One or two years ago, I decided to make my own NAS from a USB hard drive and a Raspberry Pi. It has since grown considerably, and this post covers everything about it. Hopefully, this will help you build your own similar backup system(that is, if you think mine is a good one).
Backup vs. Redundancy
Before I get into the actual post, let me explain the difference between a backup and redundancy.
Redundancy exists to protect you against hardware failures, and ensure that you have a high uptime. Probably the most well known method for this is RAID(which stands for Redundant Array of Independent Disks), which stores data across multiple drives. There are many levels of RAID, the popular ones(i.e. what I’ve heard about most) being RAID 0, RAID 1, RAID 5, and RAID 6.

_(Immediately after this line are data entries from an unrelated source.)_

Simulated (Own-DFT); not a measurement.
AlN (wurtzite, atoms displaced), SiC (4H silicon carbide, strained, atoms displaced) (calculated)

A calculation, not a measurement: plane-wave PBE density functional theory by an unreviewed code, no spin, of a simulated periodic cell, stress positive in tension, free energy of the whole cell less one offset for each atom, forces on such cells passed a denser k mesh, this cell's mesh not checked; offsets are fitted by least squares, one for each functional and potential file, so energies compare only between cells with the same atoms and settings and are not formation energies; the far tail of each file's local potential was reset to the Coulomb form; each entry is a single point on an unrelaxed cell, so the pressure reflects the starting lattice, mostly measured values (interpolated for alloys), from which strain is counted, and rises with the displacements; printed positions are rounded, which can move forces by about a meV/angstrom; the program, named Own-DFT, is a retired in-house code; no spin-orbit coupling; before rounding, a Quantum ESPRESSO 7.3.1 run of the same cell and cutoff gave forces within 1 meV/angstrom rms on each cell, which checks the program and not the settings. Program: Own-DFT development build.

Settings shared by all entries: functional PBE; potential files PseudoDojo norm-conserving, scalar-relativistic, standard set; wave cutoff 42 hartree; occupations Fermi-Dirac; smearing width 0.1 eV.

The simplest RAID level to explain is RAID 1, which simply duplicates/mirrors everything from one disk to another(it actually writes to both at the same time, but for the sake of simplicity…). Should one disk ever encounter a hardware failure, or get unplugged, everything can continue functioning off of the second disk. When the first one is replaced, all data is synced from the second one to the first. After the rebuild/sync process is complete, the array can afford to lose another drive. But, until the process is complete, you can’t afford any more failures. While you lose half of the capacity, it ensures that you pretty much always have access to your data.
In case you were wondering, RAID 0 just stripes everything across all of the member disks. This RAID level actually ends up increasing the chances of data loss(so don’t use it for redundancy). Losing any one disk in RAID 0 results in all the data being lost. The reason for this is that the information is spread across all the disks, and there’s no way to recover the lost information once a disk is lost. The advantage of this level is speed, and it can be used for data which isn’t that important. It is often used for data which can easily be regenerated(e.g. page cache for a website). However, it’s generally not a good idea to use RAID 0 for your NAS. It provides no redundancy, and shouldn’t be used unless you understand all the risks.
RAID 5 and RAID 6
RAID 5 works by striping the data across multiple disks, but also adds in something called parity. This parity allows for any one disk to be lost, and for the missing data to be rebuilt from the parity of the remaining disks. RAID 6 is similar, but uses twice the parity, allowing for the loss of up to 2 disks. However, RAID 5 and 6 require more than 2 disks(RAID 0 requires only 2), so it isn’t likely that you’ll use it outside of a professional environment.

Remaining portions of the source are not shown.